RIYL:  The Beach Boys x The Strokes

There were quite a few great tracks that were released at the tail end of last year. “Time Machine” by Weird Milk was one of them. The London quartet have just released the video for their most recent single release so we are excited to post about it in the new year.

Weird Milk’s sound is retro eclectic and in many ways electric. On their newest single we hear The Beach Boys influences mixed with hard guitar riffs akin to the Strokes and a chorus that could have come straight from Queen. It also might be a prerequisite to include any song that has “googled” in the lyrics, too. Their newest single is  definitely a certified bop.

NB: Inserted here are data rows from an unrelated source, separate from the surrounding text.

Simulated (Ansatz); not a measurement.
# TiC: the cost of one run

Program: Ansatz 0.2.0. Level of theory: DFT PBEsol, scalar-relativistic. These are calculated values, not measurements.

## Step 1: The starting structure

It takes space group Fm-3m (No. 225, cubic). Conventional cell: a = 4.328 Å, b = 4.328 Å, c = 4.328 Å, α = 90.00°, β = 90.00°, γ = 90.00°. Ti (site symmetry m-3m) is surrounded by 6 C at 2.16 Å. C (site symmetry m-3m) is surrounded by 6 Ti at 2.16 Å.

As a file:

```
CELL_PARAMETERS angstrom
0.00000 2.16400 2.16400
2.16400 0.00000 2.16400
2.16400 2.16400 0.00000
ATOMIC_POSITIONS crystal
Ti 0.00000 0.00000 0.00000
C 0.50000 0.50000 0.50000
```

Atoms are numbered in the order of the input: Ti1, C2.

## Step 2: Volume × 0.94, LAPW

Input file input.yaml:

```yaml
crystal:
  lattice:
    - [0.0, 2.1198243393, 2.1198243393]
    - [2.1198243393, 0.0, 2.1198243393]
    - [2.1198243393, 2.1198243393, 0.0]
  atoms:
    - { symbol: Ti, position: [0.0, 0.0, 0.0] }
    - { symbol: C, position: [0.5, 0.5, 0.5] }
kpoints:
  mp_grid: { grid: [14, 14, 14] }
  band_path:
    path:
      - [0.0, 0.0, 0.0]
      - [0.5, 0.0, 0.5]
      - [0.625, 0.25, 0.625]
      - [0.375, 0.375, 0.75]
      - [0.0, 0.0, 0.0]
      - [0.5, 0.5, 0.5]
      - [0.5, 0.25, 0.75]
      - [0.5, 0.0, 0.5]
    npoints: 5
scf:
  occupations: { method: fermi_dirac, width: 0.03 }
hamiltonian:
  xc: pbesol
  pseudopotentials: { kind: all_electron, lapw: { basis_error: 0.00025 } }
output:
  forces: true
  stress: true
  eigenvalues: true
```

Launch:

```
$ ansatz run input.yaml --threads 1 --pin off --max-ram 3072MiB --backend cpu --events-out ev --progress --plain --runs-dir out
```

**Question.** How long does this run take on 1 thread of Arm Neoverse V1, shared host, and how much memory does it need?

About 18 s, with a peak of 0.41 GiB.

The lyrical content is truly about getting away by seriously considering building a time machine. The track was actually inspired by the documentary Cosmos. So far Weird Milk could be considered weird yet wonderful as the 60s influences shine through while they offer a glossy and modern spin. Weird Milk is definitely busy this year with a quick UK tour followed by an appearance at SXSW as well as a few date state side. This could be the year that Weird Milk gains much deserved international attention.

Weird Milk is Zach Campbell (guitar, vocals), Alex Griffiths (guitar, vocals), Charlie Glover Wright (drums), Joe ‘Blue’ Moyle (keys), Harry Zwaig (bass).